How the Chrysler Pacifica Gets Made
Sep 20, 2017
The year was 1984.
Apple’s first Macintosh computer went on sale in January and Marvin Gaye was shot by his dad in the spring. By the time summer came, the Soviets had decided to boycott the Olympics, and by December, Footloose was still a thing. Meanwhile, in Windsor, the Chrysler Corporation had learned how to legitimately manufacture money.
Introduced in late 1983 before going on sale early in ’84, Chrysler’s ascendant minivan would ultimately assassinate the station wagon in North America, supplanting it as the family hauler of choice and ultimately saving the Corporation from certain financial doom.

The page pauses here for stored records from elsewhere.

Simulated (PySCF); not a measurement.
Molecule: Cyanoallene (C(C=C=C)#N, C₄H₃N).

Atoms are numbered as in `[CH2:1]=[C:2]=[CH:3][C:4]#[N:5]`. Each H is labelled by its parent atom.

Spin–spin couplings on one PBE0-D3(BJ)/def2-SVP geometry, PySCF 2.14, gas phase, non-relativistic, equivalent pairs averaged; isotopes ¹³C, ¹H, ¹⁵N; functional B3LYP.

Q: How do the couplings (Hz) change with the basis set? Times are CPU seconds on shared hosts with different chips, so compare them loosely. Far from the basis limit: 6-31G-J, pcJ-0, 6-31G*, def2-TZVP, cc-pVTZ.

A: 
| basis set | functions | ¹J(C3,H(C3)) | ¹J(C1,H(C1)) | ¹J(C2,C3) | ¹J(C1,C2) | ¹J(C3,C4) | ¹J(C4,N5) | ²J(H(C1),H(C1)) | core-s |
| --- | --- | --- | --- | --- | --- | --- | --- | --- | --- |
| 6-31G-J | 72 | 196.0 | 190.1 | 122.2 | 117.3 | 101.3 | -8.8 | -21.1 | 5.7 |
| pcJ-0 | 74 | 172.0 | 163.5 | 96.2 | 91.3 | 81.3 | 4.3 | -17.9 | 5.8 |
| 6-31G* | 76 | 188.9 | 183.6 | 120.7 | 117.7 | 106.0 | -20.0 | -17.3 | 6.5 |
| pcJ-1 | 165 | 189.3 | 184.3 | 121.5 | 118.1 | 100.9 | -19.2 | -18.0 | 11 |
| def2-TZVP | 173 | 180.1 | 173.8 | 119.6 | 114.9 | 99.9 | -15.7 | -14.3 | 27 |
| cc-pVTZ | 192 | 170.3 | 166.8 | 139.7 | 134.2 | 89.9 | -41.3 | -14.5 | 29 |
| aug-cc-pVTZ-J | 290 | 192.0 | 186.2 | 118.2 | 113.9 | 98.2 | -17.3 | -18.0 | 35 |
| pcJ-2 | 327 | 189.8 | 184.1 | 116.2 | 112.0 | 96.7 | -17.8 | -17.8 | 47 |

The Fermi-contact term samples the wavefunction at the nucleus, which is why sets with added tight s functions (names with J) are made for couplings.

Initially developed as a derivative of the K-Car, the minivan permanently altered the North American passenger car game, offering suburban families the choice of five or seven seats, removable seating, cargo capacity, fuel efficiency and car-like behavior. Dodge, Plymouth, and Chrysler-branded versions of would rule supreme in suburbia for almost three decades, selling because it was such a symbol of banal conformity and just so totally practical.
More than 14 million vans would find new homes across five generations of product, but growing stigma and something called the Crossover Utility Vehicle had started threatening the cash cow. If FCA wanted to rekindle the fire it started, both the product and the production process would need a revamp.
Rumors started bubbling in 2013 that Chrysler was planning to introduce a replacement for the Town & Country in three or four years time, but it was believed the new evolution could morph into something like the old Chrysler Pacifica, an SUV based on minivan bones.
Whatever it would be, the company was serious about making it successful, with Sergio Marchionne promising more than $2-billion in investments dedicated to the development and production of a new vehicle in Windsor.
Enter the Chrysler Pacifica. Again.
The reimagined Pacifica does its best to meld both concepts, its “all-new” platform is once again a warmed-over derivative of one of the company’s bread and butter platforms— in this case, the Compact US Wide (CUSW) platform — to once again offer comfort and efficiency, but now with a new touch of refinement.
The new Pacifica brings a further 37 innovations to a segment Chrysler has long owned. Engineering firsts aimed at not just improving the consumer experience, but winning back the suburban schlepp from the invasive crossover that is quickly cannibalizing the industry.
Of the $2.6-billion allocated to the Pacifica program, nearly $1-billion was used to upgrade and retool Windsor Assembly. KUKA Assembly’s PULSE line system was chosen for its flexibility and durability, it uses electric friction motors which are more reliable and require less maintenance than a conventional line system. The new line also fits within a smaller footprint and offers more flexibility, which is the key to producing distinct vehicles on the same line.
In order to up production quality and eliminate waste, a new Metrology Center was added, allowing for Complete Technical Vehicle Validation (CTVV) using 3D scanning and laser imaging technology. The gleaming white department could build itself a Pacifica if necessary, but more importantly, it finds problems. Allegedly, it was the metrology team that briefly halted production of the Pacifica Hybrid earlier this summer after discovering a problem with the battery’s inverter diodes.
Combining Windsor’s new magic weapon with upgraded line equipment and streamlined processes allow the Pacifica and Grand Caravan to coexist on the same line with little commonality. The Pacifica pair shares the exact same space and station times with the Grand Caravan, each taking 26.1 hours to go from a pile of bare metal stampings into a fully functional product on its way to the dealership.
Involved in the hustle and bustle are some 6,000 employees spread out over 4 million square feet between three buildings, and linked by 40 km of conveyor chain that drags the vans through the complex from start to finish.